Given $A\in M_{n,n}(\mathbb{R})$ and $\lambda$ an eigenvalue, a generalized eigenvector of rank $i$ is defined as $v \in ker(A-\lambda E)^i\setminus ker(A-\lambda E)^{i-1}$.
Why does such vector exist? Why is it that $\{ 0 \} \subset \ldots \subset ker(A-\lambda E)^{i-1}\subset ker(A-\lambda E)^i\subset \ldots \subset \mathbb{R}^n $?
Your second question is easier, so let's start with that. Note that, by definition, $$ \ker(A - \lambda E)^k = \{x \in \Bbb R^n : (A - \lambda E)^k x = 0\}. $$ We want to see that $\ker(A - \lambda E)^{k-1} \subset \ker(A - \lambda E)^{k}$. In other words, if $(A - \lambda E)^{k-1} x = 0$, then $(A - \lambda E)^k x = 0$.
So, suppose that $x \in (A - \lambda E)^{k-1}$, which is to say that $(A - \lambda E)^{k-1} x = 0$. It follows that $$ (A - \lambda E)^k x = (A - \lambda E)[(A - \lambda E)^{k-1} x] = (A - \lambda E)\ 0 = 0. $$
As for why such vectors exist: the key is to note that if $A$ is diagonalizable, then there exists a basis of eigenvectors of $A$. In other words, the subspaces $\ker (A - \lambda E)$ (that is, the eigenspaces of $A$) have dimensions that add up to $n$.

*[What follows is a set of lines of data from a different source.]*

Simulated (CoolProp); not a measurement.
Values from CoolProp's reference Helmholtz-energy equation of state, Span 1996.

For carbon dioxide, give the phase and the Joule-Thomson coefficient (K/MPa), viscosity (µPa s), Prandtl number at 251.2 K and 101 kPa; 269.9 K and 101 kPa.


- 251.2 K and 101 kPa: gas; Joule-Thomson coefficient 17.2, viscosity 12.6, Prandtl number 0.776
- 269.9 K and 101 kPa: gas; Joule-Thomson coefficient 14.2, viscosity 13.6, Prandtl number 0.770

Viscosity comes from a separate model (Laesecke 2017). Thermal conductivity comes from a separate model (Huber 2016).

If $A$ is not diagonalizable, then this is no longer the case. However, the Cayley-Hamilton theorem tells us that $$ (A - \lambda_1 E)^{m_1} \cdots (A - \lambda_p E)^{m_p} = 0, $$ which allows us to deduce that the generalized eigenspaces $\ker(A - \lambda E)^m$ have dimensions that add up to $n$. In other words: there must be an eigenvalue $\lambda_j$ for which $\dim \ker (A - \lambda_j E)^{m_j}$ is bigger than $\dim \ker (A - \lambda_j E)$.